The Prom stars Meryl Streep, James Corden, Nicole Kidman and the lesser-known but immensely talented Andrew Rannells (Tony-nominated for The Book of Mormon) as four self-absorbed Broadway actors who decide to become celebrity activists to boost their public image. They find their ’cause célèbre’ in small-town Indiana, where High School student Emma Nolan (newcomer Jo Ellen Pellman) wants to bring her closeted girlfriend (Ariana DeBose) to prom. The principal (Keegan-Michael Key) supports holding an “inclusive” prom, but the uptight head of the PTA (Kerry Washington) will have none of that!

While their initial intentions for the Midwest roadtrip (hitching a ride with a touring company of Godspell) are less than altruistic, the foursome end up heavily invested in Emma and her simple wish to celebrate who she is. The music is catchy if not altogether memorable (though on repeat viewing it definitely grows on you), Streep delivers some deliciously witty dialogue, Kidman and Rannells make the most of their supporting roles, and Corden does a surprising amount of the emotional heavy lifting.

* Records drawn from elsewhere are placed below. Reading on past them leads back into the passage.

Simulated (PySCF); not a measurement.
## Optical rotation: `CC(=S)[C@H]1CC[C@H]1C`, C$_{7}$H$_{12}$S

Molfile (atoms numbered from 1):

The storyline – and movie – has a Hairspray meets Footloose kinda vibe, delivering a heartfelt message about acceptance in a Glee-ful package filled with the type of song and dance that makes Broadway theater so appealing (at least to me and my nieces!). The Prom is a holiday gift for broadway musical fans who’ve already seen Hamilton and are anxiously awaiting the film adaptations of In The Heights and (Spielberg’s) West Side Story now slated for summer and winter of 2021.

The Prom is in select theaters and premieres on Netflix December 11.